The output from this program is shown here:

 Event received by class.

In the program, notice that no object of type X is ever created. However, since handler( ) is a static method of X, it can be attached to SomeEvent and executed when OnSomeEvent( ) is called.

Using Event Accessors

There are two forms of the event statement. The form used in the preceding examples created events that automatically manage the event handler invocation list, including the adding and subtracting of event handlers to and from the list. Thus, you did not need to implement any of the list management functionality yourself. Because they manage the details for you, these types of events are by far the most commonly used. It is possible, however, to provide the event handler list operations yourself, perhaps to implement some type of specialized event storage mechanism.

To take control of the event handler list, you will use the second form of the event statement, which allows the use of event accessors. The accessors give you control over how the event handler list is implemented. This form is shown here:

 event event-delegate event-name {    add {       // code to add an event to the chain    }    remove {       // code to remove an event from the chain    } }

This form includes the two event accessors add and remove. The add accessor is called when an event handler is added to the event chain, by using +=. The remove accessor is called when an event handler is removed from the chain, by using − =.

When add or remove is called, it receives the handler to add or remove as a parameter. As with other types of accessors, this parameter is called value. By implementing add and remove, you can define a custom event-handler storage scheme. For example, you could use an array, a stack, or a queue to store the handlers.

Here is an example that uses the accessor form of event. It uses an array to hold the event handlers. Because the array is only three elements long, only three event handlers can be held in the chain at any one time.

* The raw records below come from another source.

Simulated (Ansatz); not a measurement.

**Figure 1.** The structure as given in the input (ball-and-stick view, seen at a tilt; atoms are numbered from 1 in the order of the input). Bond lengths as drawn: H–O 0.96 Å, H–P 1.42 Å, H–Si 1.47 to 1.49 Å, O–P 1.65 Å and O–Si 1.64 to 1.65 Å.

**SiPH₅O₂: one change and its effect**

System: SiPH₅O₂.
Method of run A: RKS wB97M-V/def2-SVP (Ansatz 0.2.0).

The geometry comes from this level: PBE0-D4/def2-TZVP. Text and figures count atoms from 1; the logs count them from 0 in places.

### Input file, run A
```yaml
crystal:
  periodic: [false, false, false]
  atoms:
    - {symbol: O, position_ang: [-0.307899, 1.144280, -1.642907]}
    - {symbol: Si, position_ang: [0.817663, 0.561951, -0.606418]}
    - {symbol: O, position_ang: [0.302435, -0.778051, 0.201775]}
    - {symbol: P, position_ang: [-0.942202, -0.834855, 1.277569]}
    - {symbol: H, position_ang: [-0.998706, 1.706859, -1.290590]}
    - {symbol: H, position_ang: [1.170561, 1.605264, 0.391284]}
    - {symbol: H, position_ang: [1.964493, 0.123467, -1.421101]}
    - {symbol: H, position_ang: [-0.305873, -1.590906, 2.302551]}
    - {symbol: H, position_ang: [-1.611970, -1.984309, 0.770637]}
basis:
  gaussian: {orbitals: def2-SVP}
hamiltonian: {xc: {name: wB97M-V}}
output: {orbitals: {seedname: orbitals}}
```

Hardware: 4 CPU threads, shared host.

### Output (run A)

 // Create a custom means of managing the event invocation list. using System; // Declare a delegate for an event. delegate void MyEventHandler(); // Declare an event class that holds up to 3 events. class MyEvent {   MyEventHandler[] evnt = new MyEventHandler[3];   public event MyEventHandler SomeEvent {     // Add an event to the list.     add {       int i;       for(i=0; i < 3; i++)         if(evnt[i] == null) {           evnt[i] = value;           break;         }       if (i == 3) Console.WriteLine("Event list full.");     }     // Remove an event from the list.     remove {       int i;       for(i=0; i < 3; i++)         if(evnt[i] == value) {           evnt[i] = null;           break;         }       if (i == 3) Console.WriteLine("Event handler not found.");     }   }   // This is called to fire the events.   public void OnSomeEvent() {       for(int i=0; i < 3; i++)         if(evnt[i] != null) evnt[i]();   } } // Create some classes that use MyEventHandler. class W {   public void Whandler() {     Console.WriteLine("Event received by W object");   } } class X {   public void Xhandler() {     Console.WriteLine("Event received by X object");   } } class Y {   public void Yhandler() {     Console.WriteLine("Event received by Y object");   } } class Z {   public void Zhandler() {     Console.WriteLine("Event received by Z object");   } } class EventDemo5 {   public static void Main() {     MyEvent evt = new MyEvent();     W wOb = new W();     X xOb = new X();     Y yOb = new Y();     Z zOb = new Z();     // Add handlers to the event list.     Console.WriteLine("Adding events.");     evt.SomeEvent += wOb.Whandler;     evt.SomeEvent += xOb.Xhandler;     evt.SomeEvent += yOb.Yhandler;     // Can't store this one -- full.     evt.SomeEvent += zOb.Zhandler;     Console.WriteLine();     // Fire the events.     evt.OnSomeEvent();     Console.WriteLine();     // Remove a handler.     Console.WriteLine("Remove xOb.Xhandler.");     evt.SomeEvent -= xOb.Xhandler;     evt.OnSomeEvent();     Console.WriteLine();     // Try to remove it again.     Console.WriteLine("Try to remove xOb.Xhandler again.");     evt.SomeEvent -= xOb.Xhandler;     evt.OnSomeEvent();     Console.WriteLine();     // Now, add Zhandler.     Console.WriteLine("Add zOb.Zhandler.");     evt.SomeEvent += zOb.Zhandler;     evt.OnSomeEvent();   } }

The output from the program is shown here:

 Adding events. Event list full. Event received by W object Event received by X object Event received by Y object Remove xOb.Xhandler. Event received by W object Event received by Y object Try to remove xOb.Xhandler again. Event handler not found. Event received by W object Event received by Y object Add zOb.Zhandler. Event received by W object Event received by Z object Event received by Y object

Let’s examine this program closely. First, an event handler delegate called MyEventHandler is defined. Next, the class MyEvent is declared. It begins by defining a three-element array of event handlers called evnt, as shown here:

 MyEventHandler[] evnt = new MyEventHandler[3];

This array will be used to store the event handlers that are added to the event chain. The elements in evnt are initialized to null by default.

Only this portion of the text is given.